She said there was "poetic justice" that one of the Asian-American members of the Obama cabinet, Steven Chu, heads the Department of Energy.
In 1999, the then energy secretary, Bill Richardson, accused Taiwanese-born scientist Wen Ho Lee of stealing secrets from Los Alamos National Laboratory -- the birthplace of the atomic bomb -- to give to communist China.
Lee spent nine months in solitary confinement before the government dropped all charges against him other than carelessness with sensitive documents.
To the dismay of some Asian-Americans, Obama initially named Richardson to be commerce secretary. Richardson bowed out due to an unrelated controversy and Obama replaced him with Gary Locke, a Chinese-American.

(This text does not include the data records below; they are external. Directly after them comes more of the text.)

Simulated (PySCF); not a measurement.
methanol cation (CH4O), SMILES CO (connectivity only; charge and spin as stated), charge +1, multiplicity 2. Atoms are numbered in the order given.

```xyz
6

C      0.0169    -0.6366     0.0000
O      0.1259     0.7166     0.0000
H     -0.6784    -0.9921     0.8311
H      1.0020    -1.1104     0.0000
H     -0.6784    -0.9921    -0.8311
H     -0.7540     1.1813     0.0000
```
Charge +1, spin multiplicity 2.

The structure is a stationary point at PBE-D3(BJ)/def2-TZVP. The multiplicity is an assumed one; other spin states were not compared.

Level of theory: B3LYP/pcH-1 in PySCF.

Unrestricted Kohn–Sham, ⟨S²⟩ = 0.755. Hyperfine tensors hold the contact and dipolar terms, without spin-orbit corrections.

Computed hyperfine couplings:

& much much more on Obama's first 100 days here.
**
p.s. am i, too, playing into this label game of 'diversity' with my post labels? i like calling them 'tags' better, from my LJ experience, but i guess blogger likes to call them labels. which makes it all the more jarring to think about this whole act of categorization...for practical purposes i do it so i can easily hunt down old entries for future reference/self deprecation/"good times" nods to myself. i want to persist in awareness, however, the uses of these terms. "african american." "asian american." by using these terms, i want to explore their histories (past & present), always calling attention to who is using them, and for what reasons.
p.p.s. cheeeck out my new label cloud widget!! i love those things.
p.p.p.s. i love that blogger automatically saves drafts. i've had to come back to this post 3 times now, because my poor dell laptop keeps dying in this wacko heat.